Bluestone also took an academic role in field, publishing the New York Attorney Malpractice Report from 2002-2004.  He started the “New York Attorney Malpractice Blog” in 2004, where he has published more than 4500 entries.

Mr. Bluestone has written 38 scholarly peer-reviewed articles concerning legal malpractice, many in the Outside Counsel column of the New York Law Journal. He has appeared as an Expert witness in multiple legal malpractice litigations.

Mr. Bluestone is an adjunct professor of law at St. John’s University College of Law, teaching Legal Malpractice.  Mr. Bluestone has argued legal malpractice cases in the Second Circuit, in the New York State Court of Appeals, each of the four New York Appellate Divisions, in all four of  the U.S. District Courts of New York and in Supreme Courts all over the state.  He has also been admitted pro haec vice in the states of Connecticut, New Jersey and Florida and was formally admitted to the US District Court of Connecticut and to its Bankruptcy Court all for legal malpractice matters. He has been retained by U.S. Trustees in legal malpractice cases from Bankruptcy Courts, and has represented municipalities, insurance companies, hedge funds, communications companies and international manufacturing firms. Mr. Bluestone regularly lectures in CLEs on legal malpractice.

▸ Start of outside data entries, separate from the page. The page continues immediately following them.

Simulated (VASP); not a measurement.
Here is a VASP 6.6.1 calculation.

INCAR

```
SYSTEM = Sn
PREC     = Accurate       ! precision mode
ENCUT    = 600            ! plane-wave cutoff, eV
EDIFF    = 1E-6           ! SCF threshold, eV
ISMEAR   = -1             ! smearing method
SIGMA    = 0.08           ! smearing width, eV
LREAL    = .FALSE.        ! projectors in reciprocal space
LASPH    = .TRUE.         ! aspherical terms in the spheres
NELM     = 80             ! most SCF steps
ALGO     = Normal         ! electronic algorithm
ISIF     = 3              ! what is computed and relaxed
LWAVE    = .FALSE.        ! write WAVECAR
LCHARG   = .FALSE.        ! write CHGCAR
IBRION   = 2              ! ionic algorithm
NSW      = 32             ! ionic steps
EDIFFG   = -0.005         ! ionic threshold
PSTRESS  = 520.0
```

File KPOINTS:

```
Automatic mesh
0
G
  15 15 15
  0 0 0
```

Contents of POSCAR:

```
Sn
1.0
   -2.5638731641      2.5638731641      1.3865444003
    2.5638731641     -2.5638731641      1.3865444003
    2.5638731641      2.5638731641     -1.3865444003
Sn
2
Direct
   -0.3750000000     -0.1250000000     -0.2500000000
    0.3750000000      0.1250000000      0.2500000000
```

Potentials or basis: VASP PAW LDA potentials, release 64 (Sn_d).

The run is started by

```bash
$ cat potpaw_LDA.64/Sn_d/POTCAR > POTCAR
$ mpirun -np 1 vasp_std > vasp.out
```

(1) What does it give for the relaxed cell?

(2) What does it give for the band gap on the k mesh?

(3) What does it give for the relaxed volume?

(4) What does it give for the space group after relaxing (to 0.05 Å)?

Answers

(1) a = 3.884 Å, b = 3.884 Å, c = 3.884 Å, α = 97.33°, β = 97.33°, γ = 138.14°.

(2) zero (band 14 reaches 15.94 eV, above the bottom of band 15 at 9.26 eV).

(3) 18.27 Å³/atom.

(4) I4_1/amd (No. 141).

Based upon his professional experience Bluestone was named a Diplomate and was Board Certified by the American Board of Professional Liability Attorneys in 2008 in Legal Malpractice. He remains Board Certified.  He was admitted to The Best Lawyers in America from 2012-2019.  He has been featured in Who’s Who in Law since 1993.

In the last years, Mr. Bluestone has been featured for two particularly noteworthy legal malpractice cases.  The first was a settlement of an $11.9 million dollar default legal malpractice case of Yeo v. Kasowitz, Benson, Torres & Friedman which was reported in the NYLJ on August 15, 2016. Most recently, Mr. Bluestone obtained a rare plaintiff’s verdict in a legal malpractice case on behalf of the City of White Plains v. Joseph Maria, reported in the NYLJ on February 14, 2017. It was the sole legal malpractice jury verdict in the State of New York for 2017.

Bluestone has been at the forefront of the development of legal malpractice principles and has contributed case law decisions, writing and lecturing which have been recognized by his peers.  He is regularly mentioned in academic writing, and his past cases are often cited in current legal malpractice decisions. He is recognized for his ample writings on Judiciary Law § 487, a 850 year old statute deriving from England which relates to attorney deceit.